Product design

TripIt Web Explorations

A platform redesign scoped as a focused modernization effort that became something considerably harder — a compliance-driven overhaul running alongside a full feature pipeline, through four product managers, multiple engineering team changes, a complete project pause, and a non-negotiable public deadline. The legacy experience was officially sunset in early 2025.

Roles I Played

Principal UX Designer

Every design decision on tripit.com — information architecture, interaction patterns, accessibility implementation, feature design — was mine. The one exception was Travel Guidance, designed by my teammate Masayo Okamoto. Everything else on the platform: solo, running concurrently with separate feature work and other product initiatives that had nothing to do with the redesign.

Design Systems Lead

Starting from Bootstrap Vue components and an existing brand color palette, I built the design system and component library from the ground up — and maintained it throughout the entire project. This wasn't a separate workstream with dedicated time. It happened in parallel with shipping features, across a toolchain that itself evolved: from Sketch and InVision in the early phases to Figma and eventually Figma Make. The system gave incoming engineers — and there were several waves of them — a documented, reliable reference for every UI element without needing to ask why something was built a certain way.

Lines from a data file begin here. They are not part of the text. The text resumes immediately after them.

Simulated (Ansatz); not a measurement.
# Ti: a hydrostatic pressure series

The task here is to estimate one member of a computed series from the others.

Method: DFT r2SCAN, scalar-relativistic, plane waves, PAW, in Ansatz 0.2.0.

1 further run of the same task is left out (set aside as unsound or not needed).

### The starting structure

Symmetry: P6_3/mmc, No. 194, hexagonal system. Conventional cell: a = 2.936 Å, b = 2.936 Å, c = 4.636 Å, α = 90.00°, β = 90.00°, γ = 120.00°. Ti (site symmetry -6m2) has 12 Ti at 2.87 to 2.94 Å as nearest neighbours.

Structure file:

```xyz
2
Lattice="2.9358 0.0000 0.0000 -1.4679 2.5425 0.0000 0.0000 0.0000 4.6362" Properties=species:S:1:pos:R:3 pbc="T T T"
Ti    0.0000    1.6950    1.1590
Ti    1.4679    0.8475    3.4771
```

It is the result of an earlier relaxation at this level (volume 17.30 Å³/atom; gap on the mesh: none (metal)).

The Problem: A Platform That Had Aged Out

By 2019, tripit.com had been built incrementally by different designers across different eras. The result was a collection of pages that shared a URL but not much else.

Information overload with no hierarchy.

The trip detail view surfaced everything at once with no way to distinguish what mattered right now from reference data. Users described it as "page clutter of no value."

Actions buried or ambiguous.

Core tasks like editing a trip or adding a plan required multiple page loads or were hidden behind unclear icons.

No platform coherence.

Users moving between web and mobile were encountering two products that happened to share a name.

The Challenge: Designing Through the Chaos

A rotating door of product partners

The project ran through four PMs over its lifespan. The original PM was brought in specifically for this initiative and left after roughly two years. Her replacement was pulled to another team within months. I was also pulled off for approximately a year to work on a separate product, TripLink, before the project restarted. Each re-entry meant onboarding new partners with no prior context on decisions made years earlier.

A deadline that wasn't moveable

When the redesign became a hard priority again in early 2024 — driven by a particularly high-profile contract with strict compliance requirements — the timeline was tied to SAP Concur's Fusion 2025 conference. That date didn't move. The team working toward it included a distributed engineering group spanning the US and Brazil, many of whom were new to the codebase and the product.

Continuity as a design skill

Across every team change, tool migration, and project restart, I was the only person who had been present for the full arc. The design system I had been building the whole time wasn't just a component library — it was the institutional memory of the project. Every decision that had ever been made lived somewhere in that file. Keeping it coherent and current while simultaneously shipping under a feature factory timeline was, in retrospect, as much a part of the job as the design itself.

The Approach: Phased Parity, Then Sunset

The goal was full feature parity with the legacy experience — users could not lose access to anything they had before — while modernizing interaction patterns, establishing visual consistency, and satisfying compliance requirements.

We launched in phases with a toggle that let users switch between new and legacy while the new experience was built out. This reduced risk during the transition and gave us room to address edge cases without blocking progress. Usage of the legacy toggle declined steadily as the new experience matured. It was removed on schedule in early 2025.

What the redesign addressed:

  • Full IA overhaul of the three primary surfaces: signed-in homepage, trip list, and trip detail view
  • Cross-platform consistency — porting mobile patterns like the timeline view to web, where they had tested well with users
  • Accessibility throughout: skip navigation, WCAG-compliant contrast, and dynamic text sizing support
  • Compliance updates required by the high-profile contract and EU market expansion
  • Design system built from scratch and maintained across the full project lifespan

The Outcomes

The full experience launched in early 2025, which means meaningful longitudinal data is still relatively recent. What we do have: the legacy toggle saw consistent decline in usage post-launch and was retired on schedule, suggesting users were finding what they needed in the new experience without needing to fall back.

The more established signal came from our Customer Support team, whom we collaborated with regularly throughout the project to triage user-reported friction. That feedback loop directly shaped efforts like the Add/Edit/View Plan update — a post-launch iteration driven entirely by support ticket patterns. A noticeable drop in tickets related to the specific pain points we targeted was the clearest indicator we had that the redesign was doing what it was supposed to do.

What I'd Do Differently

  • Fight for more research. The early research was solid and shaped the initial direction well. In the middle years, under PM turnover and deadline pressure, the process leaned more heavily on support signals and design judgment than structured user input. It held up — but it was a calculated risk, not a deliberate choice.
  • A better system for rich UX documentation. The design system carried a lot of institutional memory, but decisions that lived only in my head created unnecessary risk every time a new team member joined. A lighter-weight decision log running alongside the Figma file would have made every onboarding faster.